Originally published Spring 2004

The United States Department of Labor ("DOL") recently issued new regulations to the Fair Labor Standards Act ("FLSA") that alter the salary and duties tests used to determine who is eligible to receive overtime pay. These long awaited changes, currently scheduled to take effect on August 23, 2004, are a scaled back version of the original changes proposed by the DOL one year ago.

Under the new rules, the new minimum salary level for a white-collar worker to be classified as exempt is $455 per week or $23,660 per year. Accordingly, anyone earning less than the minimum salary level must be paid time and a half overtime wages under the FLSA. The amended regulations also establish a separate test for those earning $100,000 or more per year, by requiring such employees to customarily and regularly perform at least one exempt duty in order to be considered exempt from the overtime requirements.

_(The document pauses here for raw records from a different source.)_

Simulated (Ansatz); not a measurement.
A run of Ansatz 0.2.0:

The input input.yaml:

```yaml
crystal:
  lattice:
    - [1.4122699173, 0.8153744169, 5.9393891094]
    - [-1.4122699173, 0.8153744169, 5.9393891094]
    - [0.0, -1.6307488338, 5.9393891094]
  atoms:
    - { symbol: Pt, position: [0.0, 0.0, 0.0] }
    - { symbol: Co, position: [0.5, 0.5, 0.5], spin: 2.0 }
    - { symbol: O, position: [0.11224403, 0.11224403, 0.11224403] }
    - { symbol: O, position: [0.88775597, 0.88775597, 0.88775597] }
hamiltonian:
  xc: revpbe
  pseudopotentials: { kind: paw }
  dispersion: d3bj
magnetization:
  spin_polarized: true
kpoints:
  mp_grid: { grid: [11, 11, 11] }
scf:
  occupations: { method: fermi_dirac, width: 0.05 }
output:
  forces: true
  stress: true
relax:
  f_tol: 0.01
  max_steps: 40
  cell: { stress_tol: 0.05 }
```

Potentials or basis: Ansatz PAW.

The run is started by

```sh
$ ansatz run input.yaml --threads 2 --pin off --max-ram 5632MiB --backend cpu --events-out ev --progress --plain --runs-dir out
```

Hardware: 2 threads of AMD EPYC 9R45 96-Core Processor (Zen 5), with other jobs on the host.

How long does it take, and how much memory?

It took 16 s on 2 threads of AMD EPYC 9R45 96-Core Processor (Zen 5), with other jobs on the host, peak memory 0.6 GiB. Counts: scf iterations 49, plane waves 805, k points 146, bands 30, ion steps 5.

The new overtime rules also created a new standard duties test to determine whether employees earning between $23,660 and $100,000 per year are entitled to overtime. This revised duties test replaces the long and short duties tests used under the existing rules scheme. Among other things, the new standard duties test imposes new requirements on the executive and administrative exemptions and offers more examples than its predecessor as to what jobs might qualify for an exemption.

Amendments to the docking rules and the so-called "window of correction" are also included in the amended regulations. According to the new rules, employers will now be able to dock the pay of exempt employees who violate certain company rules without facing the risk that those employees would lose their exempt status. The existing rules only permit employers to dock exempt employees in weekly intervals, while the new rules will now enable employers to suspend exempt employees a day’s pay or more for engaging in sexual harassment or violating safety procedures. Likewise, under the new rules, the so-called "window of correction" available to employers to correct improper deductions or payments has been expanded.

The new regulations have always been controversial and it is not expected that the controversy will end soon. Experts anticipate that Congress may yet still attempt to thwart their implementation and/or that the new rules will face numerous litigation challenges. In any event, the new rules have, at the very least, caused employers to revisit the important issue of determining who is eligible for overtime pay.